By BayArea   Mar 27, 10:07am   2 links   950 views   11 comments   watch (1)   quote      

Hi Patrick,

There seems to be certain people on this site (myself included) that are particularly passionate about the dual agency topic and see a dire need for real estate transaction transparency.

First, I want to make one distinction. I'm not taking issue with dual agency itself necessarily. If the seller's agent and the buyer's agent are representing the same company, as long as the numbers are transparent, then I'm mostly ok with it. I still think it leads to unfair advantages, but there's a bigger problem:

The issue I have is that during dual agency, there is incentive to keep the whole commission "in-house" by not fairly presenting all offers to the seller and letting them decide. That's the root of the problem and it's amplified during times of low inventory and high demand. I don't know how rampant this practice is, but it seems that no small handful of people suspect that they've been the victim. When you make an offer that gets rejected for a property you really wanted, and 3-4wks later you see that the property sold for less than your offer and you find that both agents work for the same company, what are you supposed to think?

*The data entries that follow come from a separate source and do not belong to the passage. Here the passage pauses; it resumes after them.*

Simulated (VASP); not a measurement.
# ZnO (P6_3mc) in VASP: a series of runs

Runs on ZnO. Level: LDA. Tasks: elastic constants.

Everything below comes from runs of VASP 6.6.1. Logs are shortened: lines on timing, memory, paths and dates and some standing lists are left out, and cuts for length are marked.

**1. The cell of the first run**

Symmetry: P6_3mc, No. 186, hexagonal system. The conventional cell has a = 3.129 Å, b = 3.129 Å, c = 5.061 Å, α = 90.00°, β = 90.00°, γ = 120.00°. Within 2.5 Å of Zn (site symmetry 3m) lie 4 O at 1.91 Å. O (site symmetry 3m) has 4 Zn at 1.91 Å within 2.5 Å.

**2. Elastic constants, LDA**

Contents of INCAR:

One reason that it's hard to trace is that decisions can be buried under excuses like, "they had more cash" or "they told the seller that they are moving their family in for a long time" or "during inspection they found termites and the seller dropped the price to keep that buyer" or a host of other reasons that somehow explain why a seller was swayed to go with one buyer over another, even though the rejected party had a higher offer.

You'd think that the NAR and the agents out there would be in favor of transparency because they are getting burned too.

Patrick, I wonder if you have suspected that this sort of thing affected you personally in the past? I have to think that for someone to write a book and talk about this issue, you may have been affected personally. When I was looking for property back in 2010-2012, I was nearly certain I was affected, but I couldn't prove anything and once the transaction passed me, it seemed like there were no ears to listen or care.

I like the recent posts on this topic and what better place than patnet.com to brainstorm what can be done about it?

Raising awareness is a good start. I am certain most of the home-buying population never dives deep enough to consider that this type of thing can and does happen. Most of my home-ower friends are hearing it for the first time when I discuss this over beer.

So here is a challenge to patnet (myself included): What can we do to raise awareness, expose the cases where this has happened, and do something about it?

The good news is that to expose the problem, you don't need the real estate company. You just need the county sales record, the buyer that got burned to confirm the offer, and the seller who was either presented with the offer or wasn't.

Comments 1-11 of 11     Last »

1   Patrick   Mar 27, 10:22am     ↑ like (1)   ↓ dislike   quote    

BayArea says

Patrick, I wonder if you personally have suspected that this sort of thing affected you personally in the past? I have to think that for someone to write a book and talk about this issue, you may have been affected personally.

Many sleazy things happened to us when we tried to buy a house years ago: underpricing, strange phone conversations which we were deliberately supposed to accidentally "overhear", attempts to manipulate my wife and to make me feel bad about not bidding more, and a realtor who found us a temporary rental raised the price on it after we had signed the lease by pointing out that the landlord had not signed the lease yet. We rejected that rental and the agent after that of course, but jeezus. The last straw was when we bid $600K on a house listed at $500K and lost. I don't actually know what it sold for because I was so disgusted with realtors that I gave up and have pretty happily rented and invested since then.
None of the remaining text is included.